It’s true in North America that anyone with a car can go anywhere. The open road is as much a symbol of freedom as it is a strip of asphalt devoid of traffic. A driver’s license forms the basis of identity.

Long a rite of passage and a popular midlife crisis trope, the likes of Jack Kerouac and John Steinbeck have cogitated on a journey of self-discovery made possible by the automobile.

“I discovered I did not know my own country,” wrote Steinbeck in Travels with Charley, explaining why he hit the road at the young age of 58. He was describing America, of course, which is quite a shame. If he really wanted to ruminate on the road, he should have written about Sicily.

The southern autonomous Italian region may not seem an ideal destination for a singular journey of self-discovery, and it’s not — at least not by oneself. For a truly memorable adventure — more Tommy Boy or Thelma & Louise than Into the Wild — a companion is an absolute necessity when traversing the largest island in the Mediterranean by five-seated steel horse.

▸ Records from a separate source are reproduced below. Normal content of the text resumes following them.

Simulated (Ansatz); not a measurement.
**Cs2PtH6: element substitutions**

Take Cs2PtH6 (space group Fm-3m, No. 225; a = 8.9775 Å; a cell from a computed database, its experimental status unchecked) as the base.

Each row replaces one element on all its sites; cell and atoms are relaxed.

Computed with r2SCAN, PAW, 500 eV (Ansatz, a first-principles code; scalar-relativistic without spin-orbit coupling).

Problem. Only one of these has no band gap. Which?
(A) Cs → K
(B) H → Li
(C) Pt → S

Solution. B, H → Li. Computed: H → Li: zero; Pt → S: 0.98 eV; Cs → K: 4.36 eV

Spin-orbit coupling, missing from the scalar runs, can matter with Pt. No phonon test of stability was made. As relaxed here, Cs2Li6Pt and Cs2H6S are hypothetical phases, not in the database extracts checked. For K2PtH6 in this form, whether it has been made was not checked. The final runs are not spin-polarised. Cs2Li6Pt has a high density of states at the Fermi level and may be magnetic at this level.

Fortunately, I had just the companion in the form of Kesi, my Toronto-transplant flatmate back in Berlin. We were two young men in Italy for the first time, with time to spare and money to burn. What could possibly go wrong?

Standing on the docks in Palermo, it was a lukewarm morning, the type of fall day that refuses to acknowledge that summer has come to a close and so desperately tries to rekindle that warmth like a scorned lover. Kesi’s ship was due to arrive from Naples around 6:30 that morning and, sure enough, the massive vessel with four gaping garages for cars dropped the gangplank just a little behind schedule. Who said Italians were always late?

We quickly made our way on foot through Palermo’s relatively straight — and compared to some parts of southern Italy, relatively clean — streets and past shops from designer brands like Ermenegildo Zegna, Gucci and Louis Vuitton, to cozy local cafes serving up piping hot espresso and ice-cold gelato, before heading to Palermo Centrale, the Di Giovanni-designed railway station that serves as among the most important in the region. A quick bus transfer to Falcone-Borsellino Airport (named for two anti-mafia judges who were murdered in 1992) and the perfunctory paperwork that accompanies all car rentals and we were in the front of a newish dark gray Fiat 500, a two-door vehicle whose size would be laughable — and frankly, dangerous — on any North American highway. But here in Italy, where the waistlines are small and the cars smaller, it was as quintessential as spaghetti and meatballs.

Our destination was Erice, a small town on a mountain near Trapani dating back to roughly 460 BC. With roughly 90 kilometers (55 miles) between our present location and the new one, we had just enough time to get a feel for the open road in one of the southernmost locations in Europe closer to Tunisia than Rome.

Sun quickly rising high in the sky and sliding onto the A29 autostrada (Italian for “highway” or “expressway”), traffic was light as we put pedal to metal. Unlike certain stretches of the German Autobahn, Italian highways do have posted speed limits and signs constantly warning motorists that they are being electronically monitored to ensure their compliance. No one seemed to be paying attention, however; if a sign said 50 kilometers an hour (31 miles per hour), then it was acceptable to go 80 (49 MPH) — a “when in Italy” moment, apparently.

Sharp hills that looked like they belonged in an oil painting and an azure ocean bluer than the bluest dye framed a winding journey through picturesque town after picturesque town. Here was an olive grove and vineyard; there was a herd of sheep being tended by shepherds. It all seemed like a pastoral version of Southern California, at least before humanity arrived. Blasting the likes of Bruno Mars and Snoop Dogg from a stereo that boasted a surprisingly punchy base, one could almost believe this was an American road trip — almost.

It was our destination that gave it away. Zigzagging up a switchback road with heart-stopping drop-offs that put even the most terrifying rollercoasters to shame, we arrived at Erice, an area with a history going back to at least 460 BC.

“You come here to be here,” locals say of the walled town that crowns an imposing mountain 2,400 feet (730 meters) above the port city of Trapani. Simply being there, so to speak, is certainly a bucket-list experience. A mist-shrouded world cowled in gray stone, the narrow, winding cobbled streets and alleys of Erice that cut between houses, churches, and courtyard walls ensure one can quickly become lost both geographically and chronologically. Those stones, worn smooth by centuries of foot traffic, tell a story that makes the ancient town — at various times occupied by the Greeks, Carthaginians, Phoenicians, Romans, Arabs and Normans — among the most underrated in all of Europe. It was well-known throughout the Mediterranean in ancient times as a center of cult activity, where townspeople worshipped the goddess Venus at a now-ruined temple that at the time was among the largest in the region. In On the Nature of Animals, Aelian writes that animals chosen for sacrifice would voluntarily walk to the altar to be slaughtered.